Tennessee Ends Cards for Immigrant Drivers
ATLANTA — Tennessee has ended its policy of issuing “certificates for driving” to illegal immigrants, citing federal investigations that uncovered applicants using fraudulent documents -- and even bribing state workers -- to obtain driving privileges, officials said Friday.
The state began giving immigrants the certificates in July 2004, with the hope of balancing domestic security and traffic concerns. The cards give holders the legal right to drive but, unlike driver’s licenses, they are not to be used for identification purposes. For instance, they cannot be used to board an airplane.
By doing so, Tennessee officials had hoped to solve a problem that has bedeviled other states, including California, where some lawmakers continue to press for full driver’s licenses for illegal immigrants despite opposition from Gov. Arnold Schwarzenegger.

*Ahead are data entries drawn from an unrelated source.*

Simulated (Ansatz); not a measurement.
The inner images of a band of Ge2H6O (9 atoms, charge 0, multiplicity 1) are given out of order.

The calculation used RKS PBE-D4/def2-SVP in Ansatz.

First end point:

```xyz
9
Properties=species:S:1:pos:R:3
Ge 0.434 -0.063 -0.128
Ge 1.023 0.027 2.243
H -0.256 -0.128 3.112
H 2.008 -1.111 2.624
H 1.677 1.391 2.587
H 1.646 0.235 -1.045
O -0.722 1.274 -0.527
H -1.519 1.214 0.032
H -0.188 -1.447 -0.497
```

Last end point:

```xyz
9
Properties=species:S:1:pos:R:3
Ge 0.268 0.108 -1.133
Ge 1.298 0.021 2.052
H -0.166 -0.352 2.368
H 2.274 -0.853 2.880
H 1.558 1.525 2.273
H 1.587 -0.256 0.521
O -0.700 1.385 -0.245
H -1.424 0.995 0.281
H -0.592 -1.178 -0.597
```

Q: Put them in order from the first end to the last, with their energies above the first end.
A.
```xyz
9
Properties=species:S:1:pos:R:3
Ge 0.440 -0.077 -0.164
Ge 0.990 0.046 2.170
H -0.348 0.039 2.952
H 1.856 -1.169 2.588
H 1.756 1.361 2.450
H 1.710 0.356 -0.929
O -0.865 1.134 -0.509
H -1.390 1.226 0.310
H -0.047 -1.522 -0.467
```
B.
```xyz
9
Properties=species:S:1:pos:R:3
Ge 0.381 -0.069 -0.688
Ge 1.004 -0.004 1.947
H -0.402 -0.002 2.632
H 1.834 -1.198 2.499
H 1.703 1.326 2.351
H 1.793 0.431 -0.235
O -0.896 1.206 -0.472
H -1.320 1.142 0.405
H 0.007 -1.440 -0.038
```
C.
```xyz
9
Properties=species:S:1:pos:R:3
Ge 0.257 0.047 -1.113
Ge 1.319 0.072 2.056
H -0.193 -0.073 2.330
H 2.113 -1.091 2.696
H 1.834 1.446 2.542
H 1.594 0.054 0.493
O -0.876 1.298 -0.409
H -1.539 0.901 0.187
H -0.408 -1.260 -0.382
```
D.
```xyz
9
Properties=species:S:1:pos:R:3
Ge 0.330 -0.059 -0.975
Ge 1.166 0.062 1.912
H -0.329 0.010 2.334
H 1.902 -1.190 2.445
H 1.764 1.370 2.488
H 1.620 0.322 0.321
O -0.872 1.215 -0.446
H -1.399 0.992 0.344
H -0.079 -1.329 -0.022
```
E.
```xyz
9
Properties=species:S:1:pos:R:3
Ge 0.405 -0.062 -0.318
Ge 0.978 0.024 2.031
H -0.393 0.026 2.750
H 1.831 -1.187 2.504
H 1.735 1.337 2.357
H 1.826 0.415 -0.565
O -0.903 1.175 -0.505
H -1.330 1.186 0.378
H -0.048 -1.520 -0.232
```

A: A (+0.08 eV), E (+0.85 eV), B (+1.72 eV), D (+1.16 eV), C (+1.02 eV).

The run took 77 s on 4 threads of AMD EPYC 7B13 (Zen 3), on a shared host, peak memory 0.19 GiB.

The Tennessee model was criticized early on from diverse quarters. Anti-immigration forces worried that it gave legitimacy to illegal immigrants. Immigration-rights groups feared that police and others would be confused, and therefore inconsistent, in dealing with cardholders.
Officials in the capital, Nashville, grew concerned in recent months as federal investigations uncovered numerous instances of fraud by illegal immigrants.
Bob Corney, a spokesman for Tennessee’s Democratic Gov. Phil Bredesen, said the governor’s office was informed that immigrants were coming from other states to get the certificates, using forged residency documents. Last month, a former worker at a driver’s license office was sentenced to two years in federal prison for issuing more than 40 certificates to unqualified immigrants, taking a $400 bribe for each fraudulent card.
“At this point it just seems that we’ve got this very ... serious problem, and we really felt that the appropriate thing to do was to suspend this program,” Corney said.
When Bredesen proposed the 2004 law, he billed it as a get-tough measure, because the state previously had allowed illegal immigrants to obtain driver’s licenses. Bredesen said the law would continue to ensure safe streets, because illegal immigrants would still have to pass a driving test to obtain the certificates.
The law also made the certificates the only avenue for legal immigrants to obtain driving privileges in Tennessee. That policy is the target of a federal class-action lawsuit, now on appeal, which alleges that it violates the Constitution’s equal protection clause.
In a press release Friday, Department of Safety officials said they would work with legislators to change the law and allow legal immigrants to obtain driver’s licenses.